Much of what made St. Elmo a special place to me has passed into history and faded into to my memories.  St. Elmo can and will continue to be special.  I only hope that the newer generations will preserve the history of the neighborhood and know that St. Elmo has always been a special place.    

Scott Medley

* * * 

Just as Scott Medley's family, my family also has a long history and ties to St. Elmo. Possibly dating as far back before the community was even somewhat officially established in 1885. Old George Scholze Jr. (for some reason I recall there being a 'c' in his last name--now removed) grew up around my great-aunts, Nellie, Sophia, Hilda, and uncles-Wesley, Johnny (all last name Hicks-Johnny Jr., son of Johnny,  was interviewed and mentioned for his service to country during the Korean war before passing at the age of 97. Uncle Wesley and Johnny Sr. served in WWII - was recently told). George Jr. and Great Aunt Nellie and Sophia were playmates growing up. He spent more time at great-grandma Gertrude and great-grandpa Robert's house than he did at his own. He often pulled my great aunts in his little red wagon. As they grew older, George developed a big crush on Great-Aunt Sophia some say he never got over after two marriages even.  

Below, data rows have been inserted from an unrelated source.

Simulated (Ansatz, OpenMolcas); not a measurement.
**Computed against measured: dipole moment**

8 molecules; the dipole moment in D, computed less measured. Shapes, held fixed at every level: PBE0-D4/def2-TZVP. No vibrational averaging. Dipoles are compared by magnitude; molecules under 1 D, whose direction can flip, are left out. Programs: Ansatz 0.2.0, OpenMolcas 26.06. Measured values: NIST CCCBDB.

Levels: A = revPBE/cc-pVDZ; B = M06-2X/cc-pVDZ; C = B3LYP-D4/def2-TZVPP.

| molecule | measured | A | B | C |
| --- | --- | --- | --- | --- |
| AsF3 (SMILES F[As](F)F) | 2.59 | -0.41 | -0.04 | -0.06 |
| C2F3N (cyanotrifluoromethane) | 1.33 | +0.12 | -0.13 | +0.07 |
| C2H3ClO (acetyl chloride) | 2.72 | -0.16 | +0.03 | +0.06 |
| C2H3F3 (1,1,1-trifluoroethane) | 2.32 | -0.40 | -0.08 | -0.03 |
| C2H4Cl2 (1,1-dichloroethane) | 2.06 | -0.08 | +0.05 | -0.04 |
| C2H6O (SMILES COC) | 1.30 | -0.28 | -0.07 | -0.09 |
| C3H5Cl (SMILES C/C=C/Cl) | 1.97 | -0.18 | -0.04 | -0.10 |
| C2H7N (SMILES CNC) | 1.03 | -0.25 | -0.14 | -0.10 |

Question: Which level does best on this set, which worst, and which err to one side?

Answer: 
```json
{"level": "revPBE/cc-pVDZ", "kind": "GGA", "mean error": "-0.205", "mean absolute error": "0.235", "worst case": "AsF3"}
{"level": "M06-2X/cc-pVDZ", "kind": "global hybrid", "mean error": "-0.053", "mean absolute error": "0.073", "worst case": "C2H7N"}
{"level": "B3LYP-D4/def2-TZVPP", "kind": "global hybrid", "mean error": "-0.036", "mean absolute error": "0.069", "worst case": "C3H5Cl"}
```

I was born in St. Elmo over 60 years ago on the same street where Scholze Tannery once sat, not far up the road and on St. Elmo Ave where there now sit several recently developed expensive condos and townhomes. 

Personally, I no longer care what's done in St. Elmo. Especially after how some old diehards and newcomers teamed up with police a few years ago in an effort to force long time black residents out. They really went all out nuclear in harassing some long time black homeowners when plans were made to tear down Alton Park and some folks feared those former Alton Park public housing renters would attempt to move into St. Elmo. The malice and mistreatment, especially towards young black males long living in the community, was particularly inhumane and brutal. 

To be honest my own personal feelings are developers can come in and bulldoze the entire community down and start from scratch for all I care. I just want to know how much they're willing to pay me to move? I don't mean some little rinky-dink measly 40 or 50 grand. Nor even 100Gs. I'm thinking along the line of at least 200Gs plus, no questions asked. After all, one can barely buy and set up a used trailer with blown out windows for 100 grand in most areas today. So pay me to leave this time, rather than going through the underhanded, sneaky work of forcing me out. I figure, with all the "stuff" (I call them antiques/the hubby calls'em junk) I've accumulated and collected over the decades I should be able to pack-up and be out of everyone's hair in, say, about 60-90 days. 

Any takers?

Brenda Washington 

* * * 

St. Elmo has always been special. I grew up there and my grandparents, Herbert and Theresa Mitchell, and my dad, Charles (Chick) Mitchell, lived on Florida Avenue.  I grew up on St. Elmo Avenue across from the play park. 

All of the St. Elmo kids grew up together and we went to St. Elmo Grammar School with great teachers and of course, our wonderful principal Herbert Kaiser. We then went to Lookout Jr. High School on 40th Street in St. Elmo.

We had our churches, grocery stores, and drug stores within walking distance. We played at the play park and it was such a great community to grow up in. In fact, some of my friends actually have moved back and are living there now. 

St. Elmo was so special that a  lot of us are still friends and meet once a month for dinner.  We have a reunion every year on the first Saturday in June at the old Lookout Jr. High School.  The reunion is for all the people and friends that grew up in St. Elmo or went to Lookout Jr. High. 

We all stick together and are there for each other when there is sickness or death in the family. There will never be another place like St. Elmo and even if you move away you will never forget it.